The way I see it, if you haven’t done something stupid with your rig, you just haven’t been full-time RVing long enough.

I’m not too proud to share our latest idiot maneuver, with hope that others may never repeat it.

What happened?

After enjoying near solitude for nearly two weeks while boondocking for free near Big Bend, Texas, we stowed everything and hopped in the truck. We had never detached from the fifth wheel since there was nowhere for us to go anyway there in the middle of nowhere. But we’re just using that as an excuse to justify not following proper departure procedure protocol.

The truck was in 4WD when it first wouldn’t move after releasing the brake. Only after dropping it into two wheel drive, and barley moving when applying the gas did the two of us realize what we had done. The second we turned to look at each other, in unison we yelled Fuck!

I jumped out and sure enough, the jacks were down. And behind them were a couple of trenches, a couple feet long and a couple inches deep. They were deep enough to make retracting the jacks impossible. After digging out both jacks from the hard desert rock with a screwdriver, and using a socket wrench to slowly ratchet one of them back up, we were finally on our way.

What a way too complete such a beautiful stay. But you know what, neither of us freaked out. If you choose to live the nomadic lifestyle, you must learn to cope with one hard truth. It is what it is. Shit happens.
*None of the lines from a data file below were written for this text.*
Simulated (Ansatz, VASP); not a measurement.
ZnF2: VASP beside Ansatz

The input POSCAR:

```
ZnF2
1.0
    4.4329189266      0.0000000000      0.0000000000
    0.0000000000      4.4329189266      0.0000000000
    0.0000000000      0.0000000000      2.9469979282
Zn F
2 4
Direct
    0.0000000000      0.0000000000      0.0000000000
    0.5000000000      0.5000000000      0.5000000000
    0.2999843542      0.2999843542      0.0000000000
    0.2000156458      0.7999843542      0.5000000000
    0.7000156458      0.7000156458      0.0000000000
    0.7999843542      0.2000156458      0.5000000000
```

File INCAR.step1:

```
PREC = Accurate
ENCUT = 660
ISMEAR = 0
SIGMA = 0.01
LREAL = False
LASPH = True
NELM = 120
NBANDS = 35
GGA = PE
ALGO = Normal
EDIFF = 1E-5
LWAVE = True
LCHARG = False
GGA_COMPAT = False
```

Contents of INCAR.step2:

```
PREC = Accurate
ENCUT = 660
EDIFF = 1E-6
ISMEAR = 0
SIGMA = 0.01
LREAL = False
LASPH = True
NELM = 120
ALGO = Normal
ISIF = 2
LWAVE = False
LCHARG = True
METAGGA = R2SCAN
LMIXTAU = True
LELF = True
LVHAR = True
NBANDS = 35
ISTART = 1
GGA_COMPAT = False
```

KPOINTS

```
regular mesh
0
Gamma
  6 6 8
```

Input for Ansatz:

Some of that shit you can avoid, if  you think about what you’re doing and keep on your toes.

Complacency kills.

Maybe we’ve learned from our mistakes. Or, chalk it up to complacency.

In our previous life, Rene once told me that the majority of motorcycle accidents involve bikers who have been riding for more than ten years. Now I know this is true for Full-time RVers too.

The second time I ever hitched up our trailer at the curb of our old sticks and bricked, I backed into it with the stabilizer jacks down. The legs on our brand new trailer bent slightly forward. No real damage was done. It was just enough reminder to always remember to raise them first.

Until about seven years later, that is. Maybe we need to start using our pre-flight check pin ribbon.

What have you done that you’re not to ashamed to share?

Replacing the jacks was easy enough.

The harder part was getting replacement trailer stabilizer jacks  that matched the bolt pattern exactly to avoid at trip to the shop for a welding repair.

The hardest part was swallowing my pride while doing the repair.